I checked out Romney A Reckoning from the San Francisco Public Library having heard McKay Coppins, the author, in an interview on public radio. Both Romney and Coppins are Mormon. Romney gave Coppins access to his personal journals, texts and emails and they had weekly interviews while he was a U.S. Senator so that Coppins could write the book. The agreement was that Coppins would be the author and Romney would not have any influence over the final product.
While most politicians these days are extremely careful with their exposure to journalists, media and the spin, this relationship does speak to Romney’s candor and the notion that he has nothing to hide. While Romney became a very wealthy man starting and running Bain Capital, the book focuses primarily on his personal and recent political life. Often quite goofy and more humorous than expected, Romney predictably comes off as someone of character and courage. We get brief excerpts of his private journals, the assessment of the people around him, the turmoil of January 6th., his meetings with Trump. Romney A Reckoning is an interesting, entertaining, alarming, fun and fast read and an important view into our tumultuous political times.
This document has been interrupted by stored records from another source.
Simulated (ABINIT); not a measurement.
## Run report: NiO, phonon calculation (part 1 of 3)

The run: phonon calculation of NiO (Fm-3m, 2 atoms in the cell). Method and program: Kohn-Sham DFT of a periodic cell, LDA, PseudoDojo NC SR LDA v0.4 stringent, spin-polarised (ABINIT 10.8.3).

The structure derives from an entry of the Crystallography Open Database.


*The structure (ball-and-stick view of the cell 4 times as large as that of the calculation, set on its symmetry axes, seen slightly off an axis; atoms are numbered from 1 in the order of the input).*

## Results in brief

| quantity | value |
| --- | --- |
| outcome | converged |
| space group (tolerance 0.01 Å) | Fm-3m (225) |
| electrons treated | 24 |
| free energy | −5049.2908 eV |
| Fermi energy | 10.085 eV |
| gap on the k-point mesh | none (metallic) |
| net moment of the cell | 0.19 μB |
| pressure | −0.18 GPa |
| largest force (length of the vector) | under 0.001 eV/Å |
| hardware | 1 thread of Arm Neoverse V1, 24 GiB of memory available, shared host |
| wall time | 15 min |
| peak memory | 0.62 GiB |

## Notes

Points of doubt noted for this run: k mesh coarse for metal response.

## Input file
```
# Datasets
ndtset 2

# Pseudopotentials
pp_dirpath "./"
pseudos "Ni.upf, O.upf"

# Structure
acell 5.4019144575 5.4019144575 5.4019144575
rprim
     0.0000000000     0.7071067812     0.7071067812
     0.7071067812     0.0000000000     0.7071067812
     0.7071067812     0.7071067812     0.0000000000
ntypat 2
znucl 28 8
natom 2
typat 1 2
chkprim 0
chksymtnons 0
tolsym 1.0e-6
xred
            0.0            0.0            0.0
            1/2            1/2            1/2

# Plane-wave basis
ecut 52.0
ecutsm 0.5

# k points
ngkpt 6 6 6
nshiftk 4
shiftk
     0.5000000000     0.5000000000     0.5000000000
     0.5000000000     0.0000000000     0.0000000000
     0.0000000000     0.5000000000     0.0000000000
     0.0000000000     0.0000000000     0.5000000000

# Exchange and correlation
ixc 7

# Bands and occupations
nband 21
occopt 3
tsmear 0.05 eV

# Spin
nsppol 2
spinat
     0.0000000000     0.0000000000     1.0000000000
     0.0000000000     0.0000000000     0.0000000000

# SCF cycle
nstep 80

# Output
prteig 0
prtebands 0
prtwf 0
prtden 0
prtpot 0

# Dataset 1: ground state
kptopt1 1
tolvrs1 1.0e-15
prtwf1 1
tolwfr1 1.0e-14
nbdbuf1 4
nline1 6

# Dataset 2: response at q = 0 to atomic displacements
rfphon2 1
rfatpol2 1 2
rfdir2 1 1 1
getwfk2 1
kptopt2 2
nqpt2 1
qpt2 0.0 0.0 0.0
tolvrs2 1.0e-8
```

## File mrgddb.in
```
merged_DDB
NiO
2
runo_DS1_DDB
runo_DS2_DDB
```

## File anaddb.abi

At an event in New Hampshire a man confronted him with an accusatory question. “Are you going to compromise? the voter asked. “I don’t want to vote for anyone who’s going to compromise.” Romney, unable to restrain himself, replied, “Are you married, sir?”
Romney A Reckoning
I have never voted for Mitt Romney but gained much respect for him when he was the only Republican to both impeach and convict Donald Trump. Like his father George Romney, Mitt Romney did believe in civil rights and he is documented as marching with Black Lives Matters protesters after the murder of George Floyd. He is a rational person, believes in science and the notion that the planet is warming and climate change is real. But in many ways he is a throwback to an earlier type of Republican – a buttoned-down, well-mannered conservative capitalist who really does have an insane amount of money.
The quote below will always be a political liability no matter how you spin it. The visual of Mitt Romney at a rest stop hosing dog shit off of the family station wagon is simply too funny.
One prolonged subplot of the campaign had to do with a decades-old anecdote about Romney strapping the family dog, Seamus, to the roof of their station wagon during a road trip. One of Romney’s sons had shared the story with a newspaper reporter as a funny demonstration of this dad’s organizational skills: when Seamus experienced a bout of diarrhea, Romney moved quickly to find a rest stop, hose down the dog and car, and get back on the road without losing much time.
Romney A Reckoning
According to the book, Mitt Romney is a man who enjoys managing and solving problems whether they mean packing the family station wagon roof rack or working in the private or public sectors. Unlike, Reagan and current Republicans, he does not think that government is the problem, he thinks government just needs to be better managed. Indeed, it was Massachusetts health care plan while Romney was governor that was in many was the blueprint for the Obama-era Affordable Care Act. Perhaps one of his shortcomings as a politician is that he does not actually care for the theater that so often goes along with politics and is motivated by his technocratic, problem-solving impulses. Mitt Romney surely finds reality television shows ridiculous.
I really do believe if you’re not being booed, if people aren’t angry at you, you really haven’t done anything in public life.
Mitt Romney
A theme that is persistent in the book is how his Mormon faith often became a political liability. Mormonism for many Americans is and has always been a bit strange. This modern offshoot of Christianity and its Zionism finding a home in isolated Utah seems to often make other Christians uncomfortable. There is a chapter in the book about how Romney realized the existence of extremists in parts of Utah while on the campaign trail. What is odd is that the new Republican Tea Party Evangelicals are more comfortable with a vile, dishonest, racist, misogynist non-religious con-man than a morally upstanding character like Mitt Romney.
Near the end of the book, you get this very chilling realization that the violence unleashed by Trump has really made it into the highest halls of government.
When one senator, a member of leadership, said he was leaning toward voting to convict, the other urgently encouraged him to reconsider. You can’t do that, one said, think of your personal safety, said another, think of your children. The senator eventually decided they were right. There were to many Trump supporters with guns in his state, he explained to Romney. His wife wouldn’t feel safe going out in public.
Senators voting a certain way because they fear assassinations? Sounds like fascism not the home of the free and the brave. Romney A Reckoning . A fun read. You will find this book at a garage sale in a few years. Buy it. Read it. Hopefully the world will be a bit saner by then.
We’ll done review. I’m going to check out the book. The sad, very sad, reality is that Mr Romney is now the way outer fringe of Republicanism.